Just kidding, but she begrudging accepts automation. She and I have worked together every day in technology for the last 30 years. New server for home. OK. New WiFi setup. OK. New router. OK. New sensor or zwave switch. No. I find ways but it isn't necessarily easy.

You ever get that working with Hubitat, let me know. It never discovered mine on the LAN. I posted here and not one person responded. So as far as I know, it doesn't work.

Are your Sonos on the same network as your Hubitat? The Sonos Integration app is limited to devices that are on the same network

Yeah.

I am on a plane so my VPN to my hub is very slow.... while running the Sonos app, can you have a second window open with the logs window open? I would love to see if it shows any output

Also, do you see any entries with the name “ssdpTerm” under System Events?

@scottgu3 I couldn’t wait any longer and decided to pull the system out of the box and setup now in the home we’re moving out of. So far so good. Did something to it today and couldn’t figure out why my phone wasn’t connecting to the WiFi so... I reset it all and did it again. Now it’s working just fine. I need to remember with a system like this to create backups prior to making changes.

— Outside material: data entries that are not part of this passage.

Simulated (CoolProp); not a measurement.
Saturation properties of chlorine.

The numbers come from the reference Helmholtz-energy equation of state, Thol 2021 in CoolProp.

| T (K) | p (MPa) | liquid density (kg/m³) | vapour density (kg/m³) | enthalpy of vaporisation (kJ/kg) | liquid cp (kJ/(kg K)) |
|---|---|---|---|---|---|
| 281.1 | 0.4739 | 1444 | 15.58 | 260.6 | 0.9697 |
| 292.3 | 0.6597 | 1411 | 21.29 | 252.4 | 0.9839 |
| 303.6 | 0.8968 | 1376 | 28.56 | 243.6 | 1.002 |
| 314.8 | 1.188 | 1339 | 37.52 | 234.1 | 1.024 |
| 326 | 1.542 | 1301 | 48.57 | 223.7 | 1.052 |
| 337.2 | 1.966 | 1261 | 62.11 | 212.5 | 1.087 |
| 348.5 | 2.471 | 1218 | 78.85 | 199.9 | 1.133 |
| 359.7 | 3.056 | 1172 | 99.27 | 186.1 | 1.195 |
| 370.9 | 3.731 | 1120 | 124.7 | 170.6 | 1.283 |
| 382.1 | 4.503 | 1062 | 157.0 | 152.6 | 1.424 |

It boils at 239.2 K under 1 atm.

@zarthan LOL. Luckily she knew I liked the nest since I bought one for her father a number of years ago. Everything else is pretty typical WAF, as long as it works for her I’m good.

@St_Isidore HE app found all my speakers and I’m able to add one speaker at a time to my dashboard and control that speaker only. No grouping and no changing station, play, pause, next, and volume is pretty much it. Once I find some more time I will dig into what others are doing with it.